Within the quantitative analysis, we were able to identify some differences between low and high income neighbourhoods on the factor 'physical decay and disorder' and on some individual items. Several items did not demonstrate significant differences between low and high income neighborhoods, but achieved statistical significance upon stratification by individual neighbourhood. These variables (including resident reaction to raters, presence of public courtesies, graffiti, signs advertising cultural or social events, the presence of children, teenagers and adults, features of the built environment) may be features of neighbourhoods that are not necessarily linked to income, but are rather descriptors of the unique character of neighbourhoods. Conversely, several items were only statistically significant upon stratification by income (poor/fair condition of commercial buildings, buildings for sale or rent, residences protected by dogs). These items may be more strongly linked to income than neighbourhood, or there may be insufficient power to resolve them.

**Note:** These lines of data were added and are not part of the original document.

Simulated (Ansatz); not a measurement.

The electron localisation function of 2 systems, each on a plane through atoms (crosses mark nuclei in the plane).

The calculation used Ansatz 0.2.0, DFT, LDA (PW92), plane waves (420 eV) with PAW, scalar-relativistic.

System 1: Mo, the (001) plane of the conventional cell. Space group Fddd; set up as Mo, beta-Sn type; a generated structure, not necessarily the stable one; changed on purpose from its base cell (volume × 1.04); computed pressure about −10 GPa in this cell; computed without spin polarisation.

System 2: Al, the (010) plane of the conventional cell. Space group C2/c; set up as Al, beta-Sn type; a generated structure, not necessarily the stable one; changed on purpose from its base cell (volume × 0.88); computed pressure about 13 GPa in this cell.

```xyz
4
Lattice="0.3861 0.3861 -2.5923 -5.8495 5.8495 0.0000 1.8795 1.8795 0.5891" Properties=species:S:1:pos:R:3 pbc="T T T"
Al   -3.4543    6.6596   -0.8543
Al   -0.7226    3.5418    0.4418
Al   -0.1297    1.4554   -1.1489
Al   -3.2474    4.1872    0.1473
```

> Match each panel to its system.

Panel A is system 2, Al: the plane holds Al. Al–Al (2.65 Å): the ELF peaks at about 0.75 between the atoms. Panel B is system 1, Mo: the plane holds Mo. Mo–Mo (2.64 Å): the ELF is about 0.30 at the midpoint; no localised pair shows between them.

It was not possible to extract a model with interpretable factor structure for the Social meta-category. Possible explanations include lack of power due to rare items or small sample size, or an artifact due to how the items were dichotomized. However this may also reflect fundamental differences between the neighbourhoods included in the present investigation and the neighbourhoods that were used in the Chicago and Baltimore studies - meaning that the constructs of Territoriality and Social Disorder may not be applicable to Toronto.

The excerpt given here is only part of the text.